Command-line interface

After pip install -e . the token-heatmap command is on your PATH.

Basic trace

token-heatmap trace \
  --model Qwen/Qwen2.5-0.5B-Instruct \
  --prompt "Explain diffusion models." \
  --max-new-tokens 80 \
  --temperature 0.8 \
  --top-p 0.95 \
  --min-k 8 --max-k 64 --mass-threshold 0.95 \
  --out outputs/

Output:

outputs/
├── generated.txt
├── adaptive_token_trace.csv
├── adaptive_heatmap.png
├── entropy.png
├── selected_probability.png
└── raw_vs_processed.png

Run token-heatmap trace --help for the full flag list.

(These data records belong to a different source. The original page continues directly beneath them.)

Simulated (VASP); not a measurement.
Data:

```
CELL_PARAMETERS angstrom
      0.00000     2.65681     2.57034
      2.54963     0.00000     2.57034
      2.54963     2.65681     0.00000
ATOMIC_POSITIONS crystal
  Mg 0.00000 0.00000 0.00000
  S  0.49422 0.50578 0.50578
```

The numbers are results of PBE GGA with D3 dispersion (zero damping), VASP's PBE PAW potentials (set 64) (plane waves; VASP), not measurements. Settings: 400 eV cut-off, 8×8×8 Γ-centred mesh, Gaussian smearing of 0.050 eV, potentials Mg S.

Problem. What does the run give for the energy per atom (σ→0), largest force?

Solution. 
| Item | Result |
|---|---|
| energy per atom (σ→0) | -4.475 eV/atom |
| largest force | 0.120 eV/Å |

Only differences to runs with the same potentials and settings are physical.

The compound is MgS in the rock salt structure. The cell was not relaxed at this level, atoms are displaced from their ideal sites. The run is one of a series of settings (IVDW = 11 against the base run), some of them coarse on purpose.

Inspecting attention and the logit lens

AttentionProbe and LogitLens are wired through token-heatmap trace as opt-in flags. They are off by default because forcing eager attention is significantly slower than the SDPA / FlashAttention kernel.

token-heatmap trace \
  --model Qwen/Qwen2.5-0.5B-Instruct \
  --prompt "Explain attention in one sentence." \
  --max-new-tokens 12 \
  --capture-attention --attention-layers all --attention-top-k 8 \
  --capture-full-attention \
  --capture-logit-lens --lens-layers 0,3,7,11 --lens-top-k 5 \
  --out outputs/inspect/
Flag Meaning
--capture-attention Attach an AttentionProbe. Forces eager attention (slow).
--attention-layers all (default) or comma-separated layer indices (e.g. 0,3,7,11).
--attention-top-k Top-k attended positions kept inline per head (default 8).
--capture-full-attention Also write a Tier-2 attention.<step>.npz per step under <out>/attention/. Implies --capture-attention.
--capture-logit-lens Attach a LogitLens.
--lens-layers Same syntax as --attention-layers.
--lens-top-k Top-k tokens retained per layer (default 8).

When attention or lens capture is on, the CLI also writes:

  • adaptive_token_trace.json — schema-shaped trace including inline attention aggregates, per-layer logit-lens projections, and attention_sidecar_ref pointers. See schema.md for the layout.
  • attention_layer_head_grid.png — per-step layer × head entropy grid (first step).
  • logit_lens.png — per-layer top-k table (first step).
  • selected_rank_heatmap.png — selected-token rank by layer × step.

A runnable end-to-end script lives at examples/qwen_attention_inspect.py; it runs on Qwen/Qwen2.5-0.5B-Instruct in under 90 s on CPU.

Capturing activations

ActivationProbe is the third opt-in capture path. When the flags below are set, the CLI embeds activation_metadata and per-step activations blocks directly into adaptive_token_trace.json (no sibling file).

token-heatmap trace \
  --model Qwen/Qwen2.5-0.5B-Instruct \
  --prompt "Explain attention in one sentence." \
  --max-new-tokens 12 \
  --capture-activations \
  --activation-layers all \
  --activation-submodules residual_post,mlp_out,o_proj \
  --activation-top-k 8 \
  --out outputs/activations/
Flag Meaning
--capture-activations Attach an ActivationProbe. Off by default.
--activation-layers all (default) or comma-separated decoder layer indices.
--activation-submodules Comma-separated submodule keys (default residual_post,mlp_out,o_proj). Supported: resid_pre/residual_pre, resid_post/residual_post, mlp_out/mlp.down_proj, o_proj.
--activation-top-k Top-k highest-magnitude neurons retained per (layer, submodule) (default 8).
--capture-full-activations Reserved for the Tier-2 sidecar path; implies --capture-activations.

Comparing two activation traces

token-heatmap diff outA/adaptive_token_trace.json outB/adaptive_token_trace.json \
  --out diff/ \
  --metric l2

The subcommand projects each input's activation subset, calls compare_activations with align="auto", and writes:

  • activation_diff.json — schema-shaped diff payload (matches web/activation-diff.schema.json).
  • activation_delta.png — stacked layer × step heatmap, one subplot per captured submodule, coloured by the chosen metric.

The CLI refuses to diff (non-zero exit) when the two parent traces have different metadata.prompt values or when zero steps align between them — these are the two ways "mismatched generations" present after the comparator runs.